THE Universal Basic Education Commission has said it has revived the supply of textbooks to public schools, pledging that all textbooks needed by every Nigerian child in public schools will be supplied before the end of the second quarter of 2018.
Executive secretary of the commission, Dr Hammed Bobboyi, disclosed this in Abuja while addressing newsmen on the need to focus on Nigerian child and improving on quality of public basic schools across the country.
He said the supply of textbooks was suspended over two years ago owing to some challenges which he said have been resolved; and that the financial bids for the supply of the books are already in progress.
Bobboyi noted that the books were not going to be rationed based on state by state allocation or pro rata basis, but the focus would be on the Nigerian child.
He said it is the responsibility of government to ensure that every Nigerian child in public schools is provided with books and instructional materials.
“By the second quarter of next year, we would have supplied every textbook needed by every Nigerian child in public schools. It is the responsibility of the Federal Government to make sure that textbooks are supplied to the children in public schools,” Bobboyi said.

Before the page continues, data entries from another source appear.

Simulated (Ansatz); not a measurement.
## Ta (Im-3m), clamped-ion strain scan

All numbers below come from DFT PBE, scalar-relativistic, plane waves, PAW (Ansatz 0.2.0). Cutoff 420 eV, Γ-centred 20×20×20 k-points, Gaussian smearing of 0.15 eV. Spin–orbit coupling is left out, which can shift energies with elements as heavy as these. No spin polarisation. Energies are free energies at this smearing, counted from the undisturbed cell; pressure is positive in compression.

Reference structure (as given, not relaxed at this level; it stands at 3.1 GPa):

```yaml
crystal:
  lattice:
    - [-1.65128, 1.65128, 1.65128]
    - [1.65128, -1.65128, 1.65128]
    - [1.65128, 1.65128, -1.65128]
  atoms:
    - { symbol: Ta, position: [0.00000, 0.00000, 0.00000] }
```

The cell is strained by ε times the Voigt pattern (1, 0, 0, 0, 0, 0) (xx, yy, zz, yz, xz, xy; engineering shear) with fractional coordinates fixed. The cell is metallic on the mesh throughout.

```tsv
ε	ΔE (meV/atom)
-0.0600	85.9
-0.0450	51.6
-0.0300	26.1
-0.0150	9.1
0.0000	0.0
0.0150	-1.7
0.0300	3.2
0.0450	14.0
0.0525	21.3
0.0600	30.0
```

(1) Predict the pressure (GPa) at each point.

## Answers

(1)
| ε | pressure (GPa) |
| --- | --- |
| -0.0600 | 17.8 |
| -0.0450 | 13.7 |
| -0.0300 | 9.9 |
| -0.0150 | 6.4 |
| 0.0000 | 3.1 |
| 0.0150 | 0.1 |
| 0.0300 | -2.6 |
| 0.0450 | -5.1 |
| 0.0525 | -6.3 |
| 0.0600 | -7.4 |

He lamented the high number of out-of-school children that many reports have put at 10.5 million, saying that Nigeria ought to be in the class of Malaysia and Korea on basic education system.
Bobboyi stressed the need to build an entire different system whereby ideas of modern public schools with quality would be mainstreamed in the Nigerian basic school system.
He said further: “We need to build an entire different system, the kind of institutions that can move the entire education system forward in Nigeria. The world is moving and nobody is waiting for us, and UBEC is worried that we are lagging behind.
“Nigerians need to believe in our system. We have the capacity and the human resources; and if we judiciously use the funds made available, we will move Nigeria to the cadre of Korea and Malaysia.”
He noted that effective planning was lacking in the education sector, and that the education sector could not be built without having a strategic understanding of what the country wants.